After several discussions with Compounding Tortoise, we launched this Q&A to share knowledge with our subscribers. There are no commitments regarding the frequency; we will simply share our views when time permits. Therefore, comments will be open to everyone to allow fruitful discussions.
Today’s main question is: What to look for in a great Serial Acquirer?
Heavy Moat Investments response:
For me, a great serial acquirer needs to have a long history and a management team with skin in the game. I prefer decentralized acquirers, who buy great assets and then let them continue their business while supporting them and removing administrative overhead. The key is owning cash-generative defensible businesses and reinvesting the cash to keep the flywheel going. Organic growth is not a requirement (look at Constellation Software), but acquirers like Danaher often cut administrative spending while increasing R&D and S&M spending.
What are the biggest risks?
Dishonest management, undisciplined spending, and leverage can break an acquisition system. The magic serial acquirer flywheel only works if cash flows are reinvested at high returns on invested capital. It’s easy to spend money; it’s hard to make a return. Undisciplined spending can result in leverage, too, if the company piles on debt while earnings grow slower. The same goes for diluting shareholders for bad deals.
What’s my top pick?
I prefer established serial acquirers. If we go by portfolio allocation, my top picks are Danaher, Constellation Software and Lifco. All of them are large and established leaders with a decentralized approach and reinvesting all of the cash flows generated by operations. However, all of them aren’t too cheap because the market knows the quality of the business.
Compounding Tortoise response:
What to look for in a great Serial Acquirer?

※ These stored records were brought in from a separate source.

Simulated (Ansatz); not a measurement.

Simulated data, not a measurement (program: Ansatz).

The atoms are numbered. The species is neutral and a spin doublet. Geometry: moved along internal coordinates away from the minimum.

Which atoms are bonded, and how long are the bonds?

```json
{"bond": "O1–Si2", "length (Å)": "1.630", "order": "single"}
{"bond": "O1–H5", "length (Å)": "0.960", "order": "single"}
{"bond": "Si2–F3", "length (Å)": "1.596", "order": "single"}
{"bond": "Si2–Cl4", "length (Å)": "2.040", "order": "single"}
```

The best serial acquirers are run by very competent and honest management teams who prioritize entrepreneurship and corporate culture above short-term thinking. As their collection of subsidiaries grows, decentralization is the ultimate way of providing ever-lasting autonomy to the acquired entities. Therefore, serial acquirers don’t just have to be financially strong, but they should also have a durable cultural spirit that’s very hard to replicate. To be successful, serial acquirers tend to pick defensive businesses with low capital intensity, a high internal ROIC, strong profitability and organic growth areas. After all, sustainable earnings growth starts with protecting the principal. You simply don’t want to be too aggressive (e.g. the Swedish Storskogen) nor do you want to run your serial acquirer too conservatively (in which case cash flow compounding will disappoint investors).
What are the biggest risks?
We’ve undoubtedly been through a lot of volatility over the past several years. Difficult comps, investors extrapolating past growth rates (thanks to margin expansion), some delayed M&A dealmaking in 2022 and the potential resurgence over 2023-2024… these are just a couple of factors that have made it more challenging to properly model potential IRRs for serial acquirers.
Just look at how 2022 unfolded: recession fears, rising interest rates, spiking inflation and above all stalling M&A execution (especially in the industrial serial acquirer space) caused many investors to doubt the efficacy of the serial acquirer playbook. As we’ve stated multiple times in our webinars, there’s a sizable opportunity cost of not being able to reinvest excess cash flow at good returns.
And that’s precisely what allows serial acquirers to deliver great returns: elevated reinvestment rates (oftentimes 80+% of cash flow from operations) throughout the whole cycle. Postponing investment decisions which cannot be compensated for by stronger organic revenue growth and margin tailwinds is likely to result in a severe multiple derating. After all, why would you be paying up for a company with fewer growth opportunities?
What’s my top pick?
Niklas and I are on the same page: we’re scratching our head about today’s lofty multiples for some of the best serial acquirers. In fact, we trimmed our Lifco position a couple of days ago as we deem current implied market expectations to be too rosy. There’s been a lot of chatter around the seemingly low multiples it has recently paid for acquisitions. We wrote a piece about it:
As we lap this period of strong margin expansion for both Lifco’s existing and new incoming subsidiaries, we’d expect investors to ultimately rightsize their expectations for IRR on future M&A. To be clear, we didn’t sell out completely because of Lifco’s unparalleled focus on profitability and best-in-class management team. Let’s see how much farther they can flex the profitability muscle. For sure, we’ll be happy to scoop up more shares during the next correction whenever we feel valuation will allow for generating our base IRR of 12%.
Notwithstanding their current valuations, we expect VMS serial acquirers such as Constellation Software and Topicus to outpace industrial serial acquirers, thanks to their far less cyclical organic revenue growth, favorable cash flow dynamics (negative working capital (deferred revenues)) and relatively un-levered balance sheets.